Hi, all
I hava read the source code of sanlock some days. But I have a question, it is that why scsi command was not used in the 'diskio.c'? The scsi command can catch much more exception the io.
Could someone help me?
diskio.c
/* write aligned io buffer */
int write_iobuf(int fd, uint64_t offset, char *iobuf, int iobuf_len, struct task *task, int ioto) { if (task && task->use_aio == 1) return do_write_aio_linux(fd, offset, iobuf, iobuf_len, task, ioto); else if (task && task->use_aio == 2) return do_write_aio_posix(fd, offset, iobuf, iobuf_len, task, ioto); else return do_write(fd, offset, iobuf, iobuf_len, task); }
On Fri, Jun 07, 2013 at 12:11:46AM +0800, tsiren tsi wrote:
Hi, all
I hava read the source code of sanlock some days. But I have a question, it is that why scsi command was not used in the 'diskio.c'? The scsi command can catch much more exception the io.
Could someone help me?
Hi,
How would you use a scsi command here?
If we did get more exception information, what would you use it for?
Dave
diskio.c
/* write aligned io buffer */
int write_iobuf(int fd, uint64_t offset, char *iobuf, int iobuf_len, struct task *task, int ioto) { if (task && task->use_aio == 1) return do_write_aio_linux(fd, offset, iobuf, iobuf_len, task, ioto); else if (task && task->use_aio == 2) return do_write_aio_posix(fd, offset, iobuf, iobuf_len, task, ioto); else return do_write(fd, offset, iobuf, iobuf_len, task); }
In the diskio.c, if the scsi command was used, the read or write timeout error would be more circumstantial. When the read/write timeout occurs, the scsi command could distinguish the actual reason, io busy, not ready, hardware error and so on. If the reason was io busy, we can enlarge the timeout-time for robustness.

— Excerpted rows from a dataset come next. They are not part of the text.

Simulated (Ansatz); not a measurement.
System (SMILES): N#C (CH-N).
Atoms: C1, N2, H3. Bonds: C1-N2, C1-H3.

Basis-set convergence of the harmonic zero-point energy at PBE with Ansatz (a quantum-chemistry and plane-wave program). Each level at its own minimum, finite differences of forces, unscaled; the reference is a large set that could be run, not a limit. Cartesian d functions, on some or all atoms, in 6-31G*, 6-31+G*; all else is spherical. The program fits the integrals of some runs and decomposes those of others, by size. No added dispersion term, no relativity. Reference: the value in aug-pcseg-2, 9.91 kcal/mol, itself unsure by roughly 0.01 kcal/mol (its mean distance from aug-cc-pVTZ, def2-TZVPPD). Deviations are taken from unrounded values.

What do you think about this?
Appreciate for your reply. Thanks
http://en.wikipedia.org/wiki/SCSI_Request_Sense_Command
Sense Key Name Description 0h No Sense Indicates there is no specific Sense Key information to be reported for the disc drive. This would be the case for a successful command or when the ILI bit is one. 1h Recovered Error Indicates the last command completed successfully with some recovery action performed by the disc drive. When multiple recovered errors occur, the last error that occurred is reported by the additional sense bytes. Note: For some Mode settings, the last command may have terminated before completing. 2h Not Ready Indicates the logical unit addressed cannot be accessed. Operator intervention may be required to correct this condition. 3h Medium Error Indicates the command terminated with a non-recovered error condition, probably caused by a flaw in the medium or an error in the recorded data. 4h Hardware Error Indicates the disc drive detected a nonrecoverable hardware failure while performing the command or during a self test. This includes SCSI interface parity error, controller failure or device failure. 5h Illegal Request Indicates an illegal parameter in the command descriptor block or in the additional parameters supplied as data for some commands (Format Unit, Mode Select, and so forth). If the disc drive detects an invalid parameter in the Command Descriptor Block, it shall terminate the command without altering the medium. If the disc drive detects an invalid parameter in the additional parameters supplied as data, the disc drive may have already altered the medium. This sense key may also indicate that an invalid IDENTIFY message was received. This could also indicate an attempt to write past the last logical block. 6h Unit Attention Indicates the disc drive may have been reset. 7h Data Protect Indicates that a command that reads or writes the medium was attempted on a block that is protected from this operation. The read or write operation is not performed. 9h Firmware Error Vendor specific sense key. Bh Aborted Command Indicates the disc drive aborted the command. The initiator may be able to recover by trying the command again. Ch Equal Indicates a SEARCH DATA command has satisfied an equal comparison. Dh Volume Overflow Indicates a buffered peripheral device has reached the end of medium partition and data remains in the buffer that has not been written to the medium. Eh Miscompare Indicates that the source data did not match the data read from the medium.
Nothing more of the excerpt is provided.